Elena Kats-Chernin

Name

Elena Kats-Chernin

Bio

Kats-Chernin, who was born on 4 November 1957 in Tashkent, Uzbekistan, as the younger of two daughters of a physician and an engineer, grew up from the age of four in the Russian regional capital of Yaroslavl. She devoted herself since earliest childhood to piano playing. She received instrumental instruction at music school, and later also composition lessons at the Sobinov Conservatory in Yaroslavl. At the age of fourteen, she passed the entrance examination at Moscow’s Gnessin Academy of Music and was one of nine candidates accepted from among 600 applicants. During her training there, her family decided to follow Kats-Chernin’s aunt and uncle, who had emigrated with their family to Australia, and so in 1975, at the age of seventeen, she settled in Sydney, where she continued her studies at the Conservatory of Music with Richard Toop (composition) and Gordon Watson (piano), among others. She received her diploma in 1979, whereby she was the first graduate to be granted a double degree as pianist and composer; for her concert exam, she played her own piano concerto, which also won her the Frank Hutchens Scholarship for Composition of the Music Teachers’ Association of New South Wales.

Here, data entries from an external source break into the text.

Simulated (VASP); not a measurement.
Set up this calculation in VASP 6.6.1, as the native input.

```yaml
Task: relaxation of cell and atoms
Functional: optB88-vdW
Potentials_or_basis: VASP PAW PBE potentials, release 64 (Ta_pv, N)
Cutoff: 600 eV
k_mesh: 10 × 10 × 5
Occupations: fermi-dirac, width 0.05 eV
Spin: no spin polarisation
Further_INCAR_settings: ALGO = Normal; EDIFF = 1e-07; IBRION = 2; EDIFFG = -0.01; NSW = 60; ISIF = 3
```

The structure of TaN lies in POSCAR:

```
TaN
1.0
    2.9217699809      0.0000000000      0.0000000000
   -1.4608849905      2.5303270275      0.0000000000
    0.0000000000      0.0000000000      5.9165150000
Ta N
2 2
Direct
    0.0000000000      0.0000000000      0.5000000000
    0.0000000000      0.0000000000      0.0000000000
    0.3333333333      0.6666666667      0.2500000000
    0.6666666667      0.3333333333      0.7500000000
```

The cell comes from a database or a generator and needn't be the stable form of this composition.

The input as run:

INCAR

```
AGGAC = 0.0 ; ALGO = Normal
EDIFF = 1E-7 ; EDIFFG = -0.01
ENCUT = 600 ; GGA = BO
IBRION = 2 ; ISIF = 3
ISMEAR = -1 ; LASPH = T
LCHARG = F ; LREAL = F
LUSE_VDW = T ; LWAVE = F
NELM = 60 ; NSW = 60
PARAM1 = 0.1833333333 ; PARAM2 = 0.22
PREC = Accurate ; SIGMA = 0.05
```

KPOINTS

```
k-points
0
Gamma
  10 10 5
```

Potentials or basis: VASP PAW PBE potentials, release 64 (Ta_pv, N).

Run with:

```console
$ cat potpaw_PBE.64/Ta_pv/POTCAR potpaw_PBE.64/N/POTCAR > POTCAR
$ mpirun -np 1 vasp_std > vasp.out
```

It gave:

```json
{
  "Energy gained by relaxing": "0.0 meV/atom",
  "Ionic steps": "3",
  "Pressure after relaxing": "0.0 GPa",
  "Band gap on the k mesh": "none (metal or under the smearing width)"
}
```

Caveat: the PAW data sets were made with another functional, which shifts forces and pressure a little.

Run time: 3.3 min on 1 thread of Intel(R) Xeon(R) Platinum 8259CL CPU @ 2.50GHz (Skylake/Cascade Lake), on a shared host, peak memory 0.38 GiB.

By means of a DAAD scholarship, she came to Germany, where she studied with Helmut Lachenmann in Hanover from 1980 to 1982 and lived for nearly fourteen years. Kats-Chernin wrote many works for theater and ballet. Her collaborations with director Andrea Berth and choreographer Reinhild Hoffmann led to productions at Vienna’s Burgtheater, at the Schauspielhaus Bochum, and the municipal theaters in Hamburg and Berlin. A close collaboration developed with Ensemble Modern, for whom Kats-Chernin composed the piece Clocks, which was premiered in late 1993, attracted great international attention, and subsequently played by many ensembles, as was the Concertino with solo violin (1994). Shortly before this, in 1993, she composed her first large-scale orchestral work, Retonica, a commission from the Australian Music Centre. Starting around this time, Kats-Chernin underwent a fundamental turn away from modernistic, noise-like musical language to a more accessible tonal style as, for example, in Zoom and Zip (1998). Since then, her music can be described as a personal amalgam of different influences; these include elements of minimal music, dance-like music, classical models, for example from Russian music or the Baroque, as well as Jewish and other folk music traditions.